The Game Boards of Vijayanagara

by: Shreyas Baindur
instructor: Prof. Jigna Desai
30 July 2016

The city of Vijayanagara, popularly known as Hampi (the inhabited village that lies within the ruined capital), is a well-documented ancient urban settlement. While taking a leisurely stroll through the ruins of Hampi, one is immediately struck by the immense scale of what the people of the city and the empire of Vijayanagara left behind. They stand in varying degrees of preservation under the care of the Archaeological Survey of India having been declared a UNESCO World Heritage Site in 1987.

But one thing that most people end up overlooking are the fantastic array of board games that were once played by the people of the city of Vijayanagara. Archaeologists estimate around a 1000 game board engravings that can be located among the ruins. When we actually start becoming conscious to these, we start to notice that they are all over the landscape, from temples to palaces and then also in the rough and unforgiving landscape that surrounds these magnificent structures.

 

This study explores the connection between these game boards and the way the spaces within the temples were used and experienced by the locals at the time of their use. These games represent a unique opportunity to examine the role of temple architecture in the day-to-day lives of the people of the city and how they perceived the sacred nature of these temples. They also serve as the physical remnants of the daily social interactions that occurred within these temple complexes.

This type of examination of the game boards would determine what these have to tell us about the social interactions that occurred in the temple complexes on a daily basis, to examine the temples as public spaces rather than just religious or spiritual spaces. The correlation between the locations of the game boards shows how the people of the city appropriated the spaces within the sacred landscape of the city itself and the temple complexes, serving a dual function in the society – also becoming spaces of social inhabitation.

These games demonstrate the ‘publicness’ of the temple complexes and the gradation of the sacred nature of space. They tell us as to where specific stones found on site would belong. They speak of a unique manner of appropriation that occurs all throughout the landscape surrounding the Vijayanagara capital, an association between man and his/her surroundings that is not only spiritual in nature, but also powerfully human in its existence. Though these game patterns can still be classified as acts of vandalism, they served a greater purpose of allowing people access into the powerful, politically significant spaces so that they could inhabit the spaces. Even if the game patterns did start of as acts of vandalism, they ended up becoming an integral part of the temple ambience.

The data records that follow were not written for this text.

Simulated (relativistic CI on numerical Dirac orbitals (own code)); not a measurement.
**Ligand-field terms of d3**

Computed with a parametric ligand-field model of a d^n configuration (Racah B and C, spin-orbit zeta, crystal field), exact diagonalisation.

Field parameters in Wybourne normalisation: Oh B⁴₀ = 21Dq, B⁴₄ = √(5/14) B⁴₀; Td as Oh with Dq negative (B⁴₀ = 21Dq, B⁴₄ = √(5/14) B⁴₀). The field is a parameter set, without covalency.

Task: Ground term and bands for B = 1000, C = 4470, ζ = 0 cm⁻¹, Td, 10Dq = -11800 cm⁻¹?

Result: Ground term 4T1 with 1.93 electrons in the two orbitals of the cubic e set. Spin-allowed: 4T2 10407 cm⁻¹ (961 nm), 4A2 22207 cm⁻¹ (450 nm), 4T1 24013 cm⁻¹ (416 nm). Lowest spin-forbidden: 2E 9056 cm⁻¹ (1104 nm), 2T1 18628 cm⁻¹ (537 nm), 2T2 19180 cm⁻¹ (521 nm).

By populating the spaces that the people of the city inhabited, such as temples and shaded areas of the landscape around, the built environment became more accessible to individuals and a mode of social interaction was given a physical existence. By examining the games found within the temples and their locations, it is possible to see the temples in light of their significance to the social history of a community along with their political and religious history.

Even if these games ended up being carved after the fall of the Vijayanagara city, they still form a significant part of the temples and the story they tell us.